Following a revamp last year, the two-year-old startup added almost 85% of its customers (of a total 30,000) in the past few months, clocking a quarterly turnover of Rs 453 crore in Q1 FY23.

A spin out 

Having worked with Mumbai-based financial services company Swastika Investmart for about eight years, Parth, an IIT-Delhi graduate, decided to spin out Tradingo out of the former by leveraging its brokerage licence and back-office operations. 

“It didn’t make any sense to shell out that much capital to procure new licences unless there was a completely new thing that we were trying to do. So we decided to leverage Swastika’s licence. The strategies are different, but the back-office operations remain the same,” he adds.

 

The platform received seed capital from Swastika and commenced operation in July 2020.

This helped save on major costs such as on licence, operations, and infrastructure, besides drawing on referrals from Swastika’s network. 

Enter Jarvis 

The startup’s first area of focus was to build a tech product, i.e., the basic trading platform. Second came in the research recommendations, which is offered by other platforms. Tradingo has a joint team of analysts with Swastika to carry out these researches.  

The third, and the most important, is decimation of that research, which according to Parth, is a big problem for all these platforms. This includes informing traders on when to enter or exit the market and how. 

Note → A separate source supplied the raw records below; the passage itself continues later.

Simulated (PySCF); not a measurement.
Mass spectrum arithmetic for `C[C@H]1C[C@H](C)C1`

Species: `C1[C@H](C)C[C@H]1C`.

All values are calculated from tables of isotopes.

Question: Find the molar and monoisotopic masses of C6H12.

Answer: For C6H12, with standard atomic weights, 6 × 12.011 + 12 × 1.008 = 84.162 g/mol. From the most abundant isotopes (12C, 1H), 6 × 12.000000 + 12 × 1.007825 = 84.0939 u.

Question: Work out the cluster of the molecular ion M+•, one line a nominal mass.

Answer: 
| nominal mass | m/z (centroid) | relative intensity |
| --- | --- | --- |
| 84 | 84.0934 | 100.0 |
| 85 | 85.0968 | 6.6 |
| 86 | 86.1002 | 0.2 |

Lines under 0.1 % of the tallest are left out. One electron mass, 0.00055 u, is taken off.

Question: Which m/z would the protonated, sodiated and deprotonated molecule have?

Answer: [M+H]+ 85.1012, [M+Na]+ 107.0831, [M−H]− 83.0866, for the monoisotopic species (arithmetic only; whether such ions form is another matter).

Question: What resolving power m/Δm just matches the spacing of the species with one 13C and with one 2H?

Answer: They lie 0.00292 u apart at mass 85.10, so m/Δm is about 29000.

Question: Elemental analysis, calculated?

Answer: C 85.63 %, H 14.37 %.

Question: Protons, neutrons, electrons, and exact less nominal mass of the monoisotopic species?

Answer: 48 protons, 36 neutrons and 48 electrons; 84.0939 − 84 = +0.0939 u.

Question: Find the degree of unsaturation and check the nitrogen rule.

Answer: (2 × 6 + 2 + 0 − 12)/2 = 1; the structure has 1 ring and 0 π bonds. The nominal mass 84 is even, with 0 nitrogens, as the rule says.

This led to the inception of Tradingo’s in-house proprietary CRM tool—Jarvis

“We needed some kind of intelligence to give that support to our clients and also be able to scale the business,” explains Parth. Jarvis has more than 25 triggers based on the trading pattern of traders, their behaviour with the app, the market condition, and research. 

“Coming from a traditional broking background, we understand exactly what a trader wants, and hence, build technology on top of that. It took us a year to build Jarvis,” he adds. 

Jarvis operates via different channels to reach out to the traders, which could be as simple as a Telegram message.

The platform initially started out with 1,000 odd customers who were trading in high volumes (owing to bullish market conditions at that time). The revenue number, however, was not considerable. In July 2021, following its revamp and induction of Jarvis, it started seeing better onboarding and retaining numbers.

Since January 2022, the platform is clocking 10% month-on-month growth, and a monthly turnover in the range of Rs 120-150 crore. 

“Discourage” clients from trading 

A large number of clients stop trading after making a loss and then come back later after a few months, trade again, and repeat the cycle. That’s the physic of a common trader and hence the reason a platform loses clients. In such a case scenario, a winning strategy would be to educate the traders to do things in the right manner and exit or enter when they need to. 

“A lot of brokers are revenue-driven. When you target revenue, the teams are incentivised (more brokerage) to make the customer trade more. They go beyond their capacities and end up losing more money. You have to educate traders to retain them instead of looking at short term benefits,” says Parth. 

Parth adds that about 60% of traders are receptive to Tradingo’s recommendations. 

The platform keeps the communication active even after a trader exits the platform. 

“A brokerage has to provide some sort of education to its users. Otherwise, you'll get a spike of users, but eventually they will start losing money. But not many are willing to discourage clients from trading because it would be the right thing to do,” says a financial expert. 

Besides Jarvis, Tradingo has a dedicated relationship building team of experts for its premium customers, which, as per the founder, helps in creating the stickiness. The platform also conducts engagement driven online and offline seminars with the traders. 

Revenue model 

Tradingo offers two types of pricing models. One is the usual discount brokerage model (where it charges zero fee on delivery-based orders and flat Rs 20 per order for intraday and other F&O trades). The other is premium services, which comes with a few subscription plans. 

For the premium customers, the intraday charges vary based on the turnover/volumes of the traders. 

About 80% of Tradingo’s revenue comes from premium businesses, which are built over the discount broking business as customers graduate to the former after sometime. 

“A plain discount brokerage spending a heavy amount on acquiring customers using ads, influencer marketing, etc., is not sustainable. The cost is insanely high unless they have investors' money. It further makes no sense if the customer leaves after three months. You have to make them stay and a very few are focusing on that,” the founder says. 

Snapshot of Tradingo app

Plans ahead

Tradingo is now exploring to scale up insurance as its next product, and would leverage Swastika’s licence for the same. Though it does offer margin funding to its clients, it is not looking to expand the same in the light of SEBI mandates, which makes it “difficult” for online brokerages to offer loans.  

At present, Tradingo does US Stocks in partnership with Stockal, besides ETF and mutual funds on the same platform.

“Our APIs are public and we've integrated Algo Trading and stock basket platforms like TradeTron and Wealth Desk. Any startup can take APIs from us at no cost and build their platform on top of these APIs. We're working on a quant-based wealth management product for our HNI/Premium customers,” says Parth.

According to ICRA, given the increasing competition and cost of acquisition of clients, brokerage companies are focusing more on increasing the share of wallet. For instance, among the few retail-focused entities, the average revenue per active client increased by 25% to ~Rs 12,788 in FY21 from ~Rs 10,238 in FY20.